There are few times in our lives when we realize it’s the last. Mostly, the last slips by without us noticing or realizing in time.
The last lesson
The last shared meal
The last staff retreat
The last planning meeting
But today, we were lucky because we knew it was to be the last…Darrel’s last Sunday.
His last procession
His last message
His last communion
His last goodbye
And since he left us and not the other way around, we are here with a Dear Darrel instead of Dear John letter.
Like most of the people at COTHA, my feelings are all over the place this afternoon. I absolutely adore the idea of you in Kansas surrounded by your loved ones…but I dread tomorrow morning knowing you are gone. Not vacation gone. Not death gone. Just not here at COTHA any longer gone.

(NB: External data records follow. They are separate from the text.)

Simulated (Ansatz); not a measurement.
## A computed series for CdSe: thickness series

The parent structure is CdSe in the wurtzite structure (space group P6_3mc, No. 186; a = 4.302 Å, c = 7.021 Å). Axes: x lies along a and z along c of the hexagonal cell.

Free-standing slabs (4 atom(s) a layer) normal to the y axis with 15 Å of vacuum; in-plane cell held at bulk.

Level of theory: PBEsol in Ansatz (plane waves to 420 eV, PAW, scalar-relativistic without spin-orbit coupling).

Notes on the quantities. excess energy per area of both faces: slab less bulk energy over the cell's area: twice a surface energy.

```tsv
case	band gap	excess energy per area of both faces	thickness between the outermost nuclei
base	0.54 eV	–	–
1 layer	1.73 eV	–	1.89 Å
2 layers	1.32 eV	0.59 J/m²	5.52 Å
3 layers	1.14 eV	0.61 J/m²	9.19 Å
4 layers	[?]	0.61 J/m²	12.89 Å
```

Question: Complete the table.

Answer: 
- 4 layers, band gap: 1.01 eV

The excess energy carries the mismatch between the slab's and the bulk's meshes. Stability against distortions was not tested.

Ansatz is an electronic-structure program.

You and I have shared a whole EPOCH of time together. A decade. Ten Years. 520 Sundays.
Under our first pastor I learned what Christianity was about – in fact, COTHA is where I became a Christian. But under your ministry, I learned what it was to live like a Christian. I learned about loving others – even those I didn’t like. I learned that godly leadership mattered. I learned I didn’t have to fix anything or be self-sufficient – I just had to be there with people; relying on God. I learned that God was good all the time – even when life was going to hell in a handbasket. I learned that God cared more about my character than my comfort. But most of all, I learned it was ALL ABOUT GOD…and not so much about me. Okay, not at all about me.
You showed me personally a grace that I wasn’t sure the church was capable of showing. You gave me a vision of what the church needed to be in this broken world – one open to all and desperate to extend grace and love.
I will miss you. I will miss your guidance on this new COTHA phase. I will miss your laugh and your irreverence on most worldly things. I’ll miss seeing your red truck in the parking lot and your yellow dog in the office. I’ll miss your steadfastness. I will miss you.